Regex for s3 bucket name

Answer

The simplest and safest regex is:

(?!(^xn--|.+-s3alias$))^[a-z0-9][a-z0-9-]{1,61}[a-z0-9]$

It ensures that names work for all cases - including when you are using S3 Transfer Acceleration. Also, as it doesn't include any backslashes, it's easier to use in string contexts.

Alternative

If you need S3 bucket names that include dots (and you don't use S3 Transfer Acceleration), you can use this instead:

(?!(^((2(5[0-5]|[0-4][0-9])|[01]?[0-9]{1,2})\.){3}(2(5[0-5]|[0-4][0-9])|[01]?[0-9]{1,2})$|^xn--|.+-s3alias$))^[a-z0-9][a-z0-9.-]{1,61}[a-z0-9]$

Explanation

The Amazon S3 bucket naming rules as of 2022-05-14 are:

  1. Bucket names must be between 3 (min) and 63 (max) characters long.
  2. Bucket names can consist only of lowercase letters, numbers, dots (.), and hyphens (-).
  3. Bucket names must begin and end with a letter or number.
  4. Bucket names must not be formatted as an IP address (for example, 192.168.5.4).
  5. Bucket names must not start with the prefix xn--.
  6. Bucket names must not end with the suffix -s3alias.
  7. Buckets used with Amazon S3 Transfer Acceleration can't have dots (.) in their names.

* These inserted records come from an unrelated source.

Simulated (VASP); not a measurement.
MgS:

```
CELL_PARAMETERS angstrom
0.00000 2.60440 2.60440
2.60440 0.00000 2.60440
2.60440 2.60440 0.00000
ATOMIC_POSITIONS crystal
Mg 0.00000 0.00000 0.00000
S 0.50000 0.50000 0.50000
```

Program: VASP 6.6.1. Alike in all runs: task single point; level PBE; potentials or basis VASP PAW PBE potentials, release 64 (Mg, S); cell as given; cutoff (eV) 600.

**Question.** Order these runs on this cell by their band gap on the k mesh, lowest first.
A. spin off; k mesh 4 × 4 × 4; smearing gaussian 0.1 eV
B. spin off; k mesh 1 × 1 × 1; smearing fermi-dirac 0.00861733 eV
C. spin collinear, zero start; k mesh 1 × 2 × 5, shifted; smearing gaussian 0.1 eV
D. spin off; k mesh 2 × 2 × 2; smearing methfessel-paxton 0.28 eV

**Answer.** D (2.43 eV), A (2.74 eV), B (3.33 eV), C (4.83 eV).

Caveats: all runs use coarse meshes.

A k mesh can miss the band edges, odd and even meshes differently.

This regex matches all the rules (including rule 7):

(?!(^xn--|.+-s3alias$))^[a-z0-9][a-z0-9-]{1,61}[a-z0-9]$

The first group (?!(^xn--|-s3alias$)) is a negative lookahead that ensures that the name doesn't start with xn-- or end with -s3alias (satisfying rules 5 and 6).

The rest of the expression ^[a-z0-9][a-z0-9-]{1,61}[a-z0-9]$ ensures that:

  • the name starts with a lowercase letter or number (^[a-z0-9]) and ends with a lowercase letter or number ([a-z0-9]$) (rule 3).
  • the rest of the name consists of 1 to 61 lowercase letters, numbers or hyphens ([a-z0-9-]{1,61}) (rule 2).
  • the entire expression matches names from 3 to 63 characters in length (rule 1).

Lastly, we don't need to worry about rule 4 (which forbids names that look like IP addresses) because rule 7 implicitly covers this by forbidding dots in names.

If you do not use Amazon S3 Transfer Acceleration and want to permit more complex bucket names, then you can use this more complicated regular expression:

(?!(^((2(5[0-5]|[0-4][0-9])|[01]?[0-9]{1,2})\.){3}(2(5[0-5]|[0-4][0-9])|[01]?[0-9]{1,2})$|^xn--|.+-s3alias$))^[a-z0-9][a-z0-9.-]{1,61}[a-z0-9]$

The main change is the addition of the expression to match IPv4 addresses (while the spec simply says that bucket names must not be formatted as IP addresses, as IPv6 addresses contain colons, they are already forbidden by rule 2.)


I've adapted Zak's answer a little bit. I found it was a little too complicated and threw out valid domain names. Here's the new regex (available with tests on regex101.com**):

(?!^(\d{1,3}\.){3}\d{1,3}$)(^[a-z0-9]([a-z0-9-]*(\.[a-z0-9])?)*$)

The first part is the negative lookahead (?!^(\d{1,3}\.){3}\d{1,3}$), which only matches valid IP addresses. Basically, we try to match 1-3 numbers followed by a period 3 times (\d{1,3}\.){3}) followed by 1-3 numbers (\d{1,3}).

The second part says that the name must start with a lowercase letter or a number (^[a-z0-9]) followed by lowercase letters, numbers, or hyphens repeated 0 to many times ([a-z0-9-]*). If there is a period, it must be followed by a lowercase letter or number ((\.[a-z0-9])?). These last 2 patterns are repeated 0 to many times (([a-z0-9-]*(\.[a-z0-9])?)*).

The regex does not attempt to enforce the size restrictions set forth by AWS (3-63 characters). That can either be handled by another regex (.{3,6}) or by checking the size of the string.


** At that link, one of the tests I added are failing, but if you switch to the test area and type in the same pattern, it passes. It also works if you copy/paste it into the terminal, so I assume that's a bug on the regex101.com side.